As Marriott International continues its commissions negotiations with Expedia and plans to start similar talks with Booking, the hotel industry holds its collective breath to see what lasting effects a finalized deal might produce.
LONDON—This could be the year in which the newly enlarged mega-hotel companies push back against online travel agencies to secure lower commissions and greater margins, according to sources.
Sources at OTAs suggest current commission structures are fair for what they bring to hotel firms’ top lines and that hotel companies would be better off working more closely with them to identify operational efficiencies and improve content.
One of the stated reasons Marriott International bought Starwood Hotels & Resorts Worldwide, a deal completed in September 2016, was to have more negotiating strength from volume against OTAs.
Negotiations between Expedia and Marriott supposedly are taking place at the moment, while Marriott’s deal with Booking Holdings is due to be discussed later this year.
As Marriott is the world’s largest hotel company by hotel count and market capitalization, any reduced commissions the company negotiates for itself are likely to have a ripple effect for the industry.
Speaking last week at a conference hosted by The Tourism Society and held at its own London offices, Expedia’s VP of Platform Services Christopher Michau said the OTA has been very open over the last couple of years in how it has reset its margins with the industry.

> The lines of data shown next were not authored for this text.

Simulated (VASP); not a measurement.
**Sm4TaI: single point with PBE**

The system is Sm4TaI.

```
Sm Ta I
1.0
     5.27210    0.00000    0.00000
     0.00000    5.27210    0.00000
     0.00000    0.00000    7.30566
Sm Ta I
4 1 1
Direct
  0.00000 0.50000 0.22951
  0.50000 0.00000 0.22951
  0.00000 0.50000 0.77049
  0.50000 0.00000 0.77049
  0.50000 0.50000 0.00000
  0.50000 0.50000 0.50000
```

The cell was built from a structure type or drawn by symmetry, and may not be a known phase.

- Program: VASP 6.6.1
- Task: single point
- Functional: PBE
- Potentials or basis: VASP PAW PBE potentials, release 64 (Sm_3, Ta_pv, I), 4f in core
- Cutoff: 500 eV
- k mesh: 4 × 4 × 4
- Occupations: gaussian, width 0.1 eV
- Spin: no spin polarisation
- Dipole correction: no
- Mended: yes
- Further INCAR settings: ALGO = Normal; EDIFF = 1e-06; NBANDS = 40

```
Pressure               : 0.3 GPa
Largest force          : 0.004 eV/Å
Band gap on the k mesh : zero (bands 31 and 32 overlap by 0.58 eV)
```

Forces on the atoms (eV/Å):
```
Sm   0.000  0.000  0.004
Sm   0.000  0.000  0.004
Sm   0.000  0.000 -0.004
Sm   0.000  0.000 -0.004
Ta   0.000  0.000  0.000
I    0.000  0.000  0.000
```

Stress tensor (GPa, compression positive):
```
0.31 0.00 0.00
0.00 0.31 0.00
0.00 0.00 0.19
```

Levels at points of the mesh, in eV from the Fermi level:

“We are happy. And we do not see the need to drop levels (of commissions),” he said. “We do not see Marriott as a competitor. We bring something else (to the table). We must help efficiencies across the hotel industry and not send profits to Google and Facebook.”
Ralph Merten, EVP at Düsseldorf-based business and technology advisory H2c GmbH, said the OTAs currently have the advantage of entering into any negotiation with the strongest hand.
“In general, we believe that OTAs set margins that are not negotiable, or only to an extremely small extent. Other issues like cancellation policies are probably negotiable in some cases and to some extent,” Merten told Hotel News Now.
Some hoteliers still regard the mega-OTAs as having two distinct sides but admit there have been major changes lately in how they behave.
“Yes, they are partners in distribution in one part, but on the second part, commissions are too high,” said Jan Lundberg, VP of revenue management and distribution at Scandic Hotels.
“(Scandic) has a fairly OK contract with Expedia, and Expedia has changed. … Now, yes, they are more of a partner,” he said.
Michau said now one-third of all hotel bookings are done on mobile, and in some markets, that percentage is larger, dramatically so in some cases.
“Twenty-four hours per week, and of non-sleeping time, is spent on mobile. Ten percent of households in the United Kingdom own a smart speaker, and that is expected to rise to 50% by 2022,” he said.
Michau said he sees this all as an opportunity for Expedia.
The OTAs continue to outspend hotel companies on technology and marketing.
“People always love to shop and compare, so for us all of this allows us to better provide a total experience for consumers. We will bring it all to our platform,” Michau said.
Michau said OTAs over time would look at the entire landscape, not just distribution, to help hotels save via efficiencies.
“Our relationships with the hotel companies keep evolving, which is good,” he added.
That involvement with hotels will center on working with content providers to help them better convey their messages online, Michau said.
Jonathan Raggett, managing director of Red Carnation Hotels, who was also at the Expedia conference, said his 17-hotel portfolio looks to invest more on voice technology as a distribution tool.
The idea is that innovations in voice technology, and in the behaviour of consumers and how they use such technology, might result in searches that bypass brand names, sources said.
Such endeavors are not inexpensive, though, which supports the necessity of a platform of volume and consolidation.
Divided we fall
Another recent trend is that OTAs have initiated forums with hotel owners, according to H2c’s Merten.
Some see this as a classic divide-and-conquer initiative, given that OTAs know full well owners realize a sizable percentage of bookings come from OTAs and that owners know they pay for distribution however it comes to their top line.
H2c’s Merten said he thinks such forums will be assigned to franchise operators as opposed to independent owners.
“Franchise operators may be ‘advised’ that their overall franchise fees are too high in the area of distribution, and they could probably do better by cancelling their franchise agreement and switching to independent operations while using OTAs on their own without the franchise system which incurs an OTA transaction fee,” he said.
“This may be a bit (of an) extreme view (and) speculative, but there are some case studies out there that more or less suggest this,” he added.
“There are some, very few, chains that put all eggs in one basket, using a single OTA, (who) threaten to not use Expedia, for example. … So in this real case, there is some room for negotiations with second-tier OTAs.”
Marriott responded to a request for comment but said it did not have an update on talks with Expedia or any other OTA.